On Wednesday 14 January 2009 23:45:11 Edgar E. Iglesias wrote:
> On Thu, Dec 11, 2008 at 09:34:30PM +0300, Vladimir Prus wrote:
> > 
> > This patch fixes the emulation of movca.l and ocbi
> > instructions. movca.l is documented to allocate a cache
> > like, and write into it. ocbi invalidates a cache line.
> > So, given code like:
> > 
> > 			asm volatile("movca.l r0, @%0\n\t"
> > 			     "movca.l r0, @%1\n\t"
> > 			     "ocbi @%0\n\t"
> > 			     "ocbi @%1" : :
> > 			     "r" (a0), "r" (a1));
> > 
> > Nothing is actually written to memory. Code like this can be
> > found in arch/sh/mm/cache-sh4.c and is used to flush the cache.
> > 
> > Current QEMU implements movca.l the same way as ordinary move,
> > and the code above just corrupts memory. Doing full cache emulation
> > is out of question, so this patch implements a hack. Stores
> > done by movca.l are delayed. If we execute an instructions that is
> > neither movca.l nor ocbi, we flush all pending stores. If we execute
> > ocbi, we look at pending stores and delete a store to the invalidated
> > address. This appears to work fairly well in practice.
> > 
> > - Volodya
> 
> Hello and thanks for the patch.
> 
> If you wonder why the late sudden interest in this, see the following
> thread :)
> http://lists.gnu.org/archive/html/qemu-devel/2009-01/msg00460.html

Hi Edgar,

apologies for belated reply.

> I've got a few comments on your patch. Lets start with the general ones.
> 
> It would be good if the patch handled when the data cache gets disabled or
> put into writethrough mode. There are also memory areas that are not
> cache:able (TLB feature). Supporting the latter can get messy for very
> little win, IMO not needed.

I am afraid I might not be the best person to accurately catch all cases
where cache might be enabled or disabled. KAWASAKI-san has posted a function
that can be used to check if caching is enabled, in:

	http://article.gmane.org/gmane.comp.emulators.qemu/36348

Does that one address your suggestion? If so, I can incorporate that function,
and checking for it.

> In the other thread discussing this issue, I raised conerns about the
> delayed stores beeing issued on insns where they normaly wouldn't. Let me
> give you an example of the kind of thing I'm thinking of.
> 
> movca
> ---             <-- Page boundary, broken TB.
> mov             <-- I TLB happens to miss. SH jumps to TLB miss handler.
> xxx             <-  I TLB refill handlers first insn issues delayed store
>                     and the delayed store happens to fault!
> 
> That scenario could cause a D-TLB fault inside a I-TLB refill handler. Some
> archs don't handle that. If it's a real problem for sh (which I beleive it
> is) you could turn the stake and make the movca into a load + store, saving
> the overwritten memory value. ocbi could then just bring back the old state.
> I beleive that approach would not break the exception rules of sh.

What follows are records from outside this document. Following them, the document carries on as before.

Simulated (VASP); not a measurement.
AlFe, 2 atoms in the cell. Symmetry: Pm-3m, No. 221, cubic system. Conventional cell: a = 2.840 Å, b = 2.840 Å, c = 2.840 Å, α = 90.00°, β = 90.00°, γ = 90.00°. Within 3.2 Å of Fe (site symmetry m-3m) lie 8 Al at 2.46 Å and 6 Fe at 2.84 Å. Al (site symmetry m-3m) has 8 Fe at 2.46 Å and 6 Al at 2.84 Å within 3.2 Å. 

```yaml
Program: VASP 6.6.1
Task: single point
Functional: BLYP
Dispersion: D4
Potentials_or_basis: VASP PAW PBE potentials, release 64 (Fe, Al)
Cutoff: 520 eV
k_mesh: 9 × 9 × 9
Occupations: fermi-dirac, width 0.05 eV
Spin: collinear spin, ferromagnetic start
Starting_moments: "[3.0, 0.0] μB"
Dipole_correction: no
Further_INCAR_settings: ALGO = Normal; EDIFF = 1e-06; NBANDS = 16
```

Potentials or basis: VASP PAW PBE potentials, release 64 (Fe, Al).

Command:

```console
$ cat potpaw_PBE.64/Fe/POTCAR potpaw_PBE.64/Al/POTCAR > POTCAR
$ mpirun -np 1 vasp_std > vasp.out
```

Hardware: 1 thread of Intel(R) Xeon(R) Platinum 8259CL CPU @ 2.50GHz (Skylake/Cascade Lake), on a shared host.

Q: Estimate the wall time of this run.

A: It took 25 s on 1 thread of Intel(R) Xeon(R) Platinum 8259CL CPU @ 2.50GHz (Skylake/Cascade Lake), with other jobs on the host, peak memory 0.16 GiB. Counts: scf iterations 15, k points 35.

I think your approach will indeed be more reliable, so I've reworked my patch
accordingly.

> > +void helper_do_stores(void)
> > +{
> > +  store_request_t *current = env->store_requests;
> > +
> > +  while(current)
> > +    {
> > +      uint32_t a = current->address, v = current->value;
> > +      store_request_t *next = current->next;
> > +      free (current);
> > +      env->store_requests = current = next;
> > +      if (current == 0)
> > +	env->store_request_tail = &(env->store_requests);
> > +
> > +      stl_data(a, v);
> 
> Shouldn't you remove the delayed store record _after_ stl() returns?
> Otherwise you might loose delayed stores in case of TLB exceptions or?

I recall that I have explicitly used this ordering, but I no longer 
remember exactly why. Anyway, this is not an issue after patch is
revised as you suggested above.
> 
> 
> 
> > +    } 
> > +}
> > +
> > +void helper_ocbi(uint32_t address)
> > +{
> > +  store_request_t **current = &(env->store_requests);
> > +  while (*current)
> > +    {
> > +      if ((*current)->address == address)
> > +	{
> 
> 
> Nitpick:
> It may not be very significant but you can in an easy way catch a few more
> movca+ocbi use cases by not comparing line offsets. I.e, just mask off
> the last five bits from the compared addresses to zap all recorded movca's
> made to the same cache-line ocbi is invalidating.

I did so.


> >  static void _decode_opc(DisasContext * ctx)
> >  {
> > +    /* This code tries to make movcal emulation sufficiently
> > +       accurate for Linux purposes.  This instruction writes
> > +       memory, and prior to that, always allocates a cache line.
> > +       It is used in two contexts:
> > +       - in memcpy, where data is copied in blocks, the first write
> > +       of to a block uses movca.l. I presume this is because writing
> > +       all data into cache, and then having the data sent into memory
> > +       later, via store buffer, is faster than, in case of write-through
> > +       cache configuration, to wait for memory write on each store.
> 
> I dont think this is the reason for using movca. In fact, according to the
> documentation I've got, movca behaves like a normal mov for caches in
> writethrough mode. I beleive the reason is to avoid the line fetch in case
> the store from a normal mov misses the cache in writeback mode. Anyway,
> there's no reason to speculate, IMO we can just remove the comment on why
> and just leave the note about it beeing used for fast block copies.

OK.

I am attaching a revised patch -- what do you think?

- Volodya